Let’s drop presidential system of government for parliamentary one 

President William Ruto addresses the 13th Parliament.

President William Ruto addresses the 13th Parliament on September 29, 2022. 

Photo credit: Sila Kiplagat | Nation Media Group

I have said it, and written consistently about it since 1978, that the presidential system of government is bad for all post-independence African countries, Kenya included.

I have published a book recently (Presidential or Parliamentary Democracy in Kenya: Choices to be Made, Nairobi: Booktalk Africa, 2019) in which I make it clear, through careful analyses, that the so-called presidential democracy is no good for Kenya, period.

Why am I so passionate about parliamentary democracy as the only option for Kenya’s political, economic and social development?

Democracy depends on free and fair elections. The presidential system has failed to deliver or to be formed by free and fair elections in Kenya since independence. The so-called Kenyatta Election of 1963 was successful, and there were hardly any petitions in its wake because Kenya was then a parliamentary democracy.

The “Narc Election” of December 2002 was successful because it was held in the wake of an MOU promising constitutional reform to establish a parliamentary system after that election, which led to the happiest moment in post-election Kenya since independence. The political pact wasn’t implemented and the referendum on the new draft constitution, which still maintained the presidential system, polarised the nation further.

The 2010 Constitution retained the presidential system while providing Kenya with a very progressive devolved system of government in which democratic politics have been much healthier than at the national level. Nevertheless, no election has been held in Kenya since then which is free and fair.

In 2013, the presidential election results were contested in the Supreme Court. The petition was thrown out, but political discontent and ethnic polarisation ensued. Despite calls for national unity by “the victors”, the national state remained largely illegitimate in the eyes of almost half of the electorate. 

In 2017, the presidential election results were once more contested in the Supreme Court and nullified by Chief Justice Maraga to the utter consternation of both President Uhuru Kenyatta and his deputy William Ruto. Since the referee, the IEBC, was to remain the same arbiter, Raila Amolo Odinga decided it would be futile to go back to the polls. The UhuRuto pair contested solo, and of course “won”.

Rude and reckless

Kenyans went to the presidential polls once more in 2022 with the same IEBC, the same contestants and the same cynicism. The outcome was no different. Raila’s appeal in the Supreme Court was decided upon as expected: in favour of his rival in a treatise of judgment that was as rude as it was reckless in its dismissiveness of the case.

Although Kenya is regarded as the most politically stable nation within the East African region, it is also one that harbours burning embers of political discontent. Take note of the following.

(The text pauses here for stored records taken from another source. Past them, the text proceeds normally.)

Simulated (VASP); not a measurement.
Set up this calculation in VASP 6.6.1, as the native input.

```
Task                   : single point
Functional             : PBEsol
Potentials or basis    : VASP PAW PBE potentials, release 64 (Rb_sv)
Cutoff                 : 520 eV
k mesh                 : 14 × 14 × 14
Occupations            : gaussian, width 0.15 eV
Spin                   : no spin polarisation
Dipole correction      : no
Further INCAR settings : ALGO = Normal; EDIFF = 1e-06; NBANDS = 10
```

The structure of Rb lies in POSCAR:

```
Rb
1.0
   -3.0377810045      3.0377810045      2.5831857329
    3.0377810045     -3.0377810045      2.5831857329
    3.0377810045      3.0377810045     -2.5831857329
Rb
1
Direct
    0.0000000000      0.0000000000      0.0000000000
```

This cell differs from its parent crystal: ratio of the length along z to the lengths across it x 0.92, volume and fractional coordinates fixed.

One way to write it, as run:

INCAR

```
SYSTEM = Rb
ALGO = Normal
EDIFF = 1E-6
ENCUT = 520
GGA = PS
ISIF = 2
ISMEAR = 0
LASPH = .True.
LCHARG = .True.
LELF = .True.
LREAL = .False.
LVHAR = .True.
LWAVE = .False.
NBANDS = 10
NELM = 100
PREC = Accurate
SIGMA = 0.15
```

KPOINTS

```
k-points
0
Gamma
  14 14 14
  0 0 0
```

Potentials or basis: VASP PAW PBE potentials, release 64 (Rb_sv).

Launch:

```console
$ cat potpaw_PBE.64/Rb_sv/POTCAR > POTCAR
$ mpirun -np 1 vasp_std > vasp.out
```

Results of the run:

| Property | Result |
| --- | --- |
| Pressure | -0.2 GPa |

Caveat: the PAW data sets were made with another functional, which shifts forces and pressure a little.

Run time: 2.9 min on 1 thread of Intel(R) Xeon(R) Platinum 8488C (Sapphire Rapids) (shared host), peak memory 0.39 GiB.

The public service, or the organising element of the state, is regarded as the cohesive element in society. It unites or puts together, sustainably, diverse interests and societies within a political formation or a political system.

Under capitalism, it is the power elite, resident in state power structures, or influencing it by diverse legitimate methods, that governs in order to provide social and political cohesion in an otherwise diverse and inchoate society. This is the essence of what democracy regards as legitimacy. This rule is provided by what is ordinarily called the public service, which is itself governed by a plethora of rules, regulations and policies all derived from the Constitution.

But when the ruling class, a pact of domination or regime is uncertain of itself, it will not appoint people to exercise state power assuming that state apparatus in itself is an element of cohesion, but will personalise such appointments on the basis of blood or personal relationships.

The servants, as it were, cease to be civil and begin exercising the power of the state on the basis of personalised relationships such as religion, tribal allegiance and village identity. The so-called political party becomes a mere facade.

All these are recipes for political instability, political underdevelopment and socioeconomic decay. They manifest themselves in terms of corruption, state brutality, crass arrogance by the ruling elite, assassinations, murder of professional and law-abiding civil servants (case of Chris Msando of the IEBC) and perpetual alienation of the mass of people from the state.

Jaindi Kisero, in an article in The Nation on January 18 this year entitled ‘Disruptions Bad for State Firms’, noted that it has become a habit in Kenya that when a new regime takes over political power, key officials and board members of state corporations are quickly replaced by new ones almost arbitrarily so that tribesmen of the new rulers get their time to eat.

Notwithstanding the terms of service of these officials and boards, or the policies and procedures of governance in such boards, the exercise is repeated ad nauseam from one entity to the other without let or hindrance. This, Jaindi concluded, is bad for business and national cohesion.

Independent and professional

The headline in the January 19 issue of The Star shouted: ‘Ruto purge hits Uhuru men as allies return!’ This is true but tragic. The public service in a capitalist nation (which ours is) is supposed to be like a wind vane: independent, professional and ready to serve any political regime that comes to power. But this can only happen here were Kenya to have a parliamentary system of government.

In a parliamentary system, governments are formed by a political party, or coalition of political parties, which wins the majority of the votes and gain the majority in Parliament, following free and fair elections. The leader of the majority in Parliament becomes the Prime Minister and forms the government directly answerable to and in Parliament.

It is very difficult for the PM, or the ruling party or coalition for that matter, to go rogue and begin arbitrarily messing up with the civil service. The ongoing discussions in the Kenya Kwanza government to have non-elected ministers “to answer” questions in Parliament as “a committee of the whole” is futile. Ministers can only be accountable to the people if they are elected and respond as members of an elected body, not its imposed graft.

The President and his non-elected ministers, truth be told, will never leave the public service to be truly civil!

Ask yourself why the IEBC will never be truly independent to manage our elections no matter how many times we give it new rules and appoint new “representatives” of relevant social forces to it. It will always go berserk and serve whoever can buy it or influence its membership during the elections.

Ask yourself why Malaysia, Singapore, India, Mauritius, and much more recently Ghana, Botswana, Senegal and South Africa enjoy stable elections as well as development. Even when their leaders are called “Presidents”, like in South Africa, these countries essentially have parliamentary systems of government. 

I rest my case.

Prof Nyong’o is Governor of Kisumu County.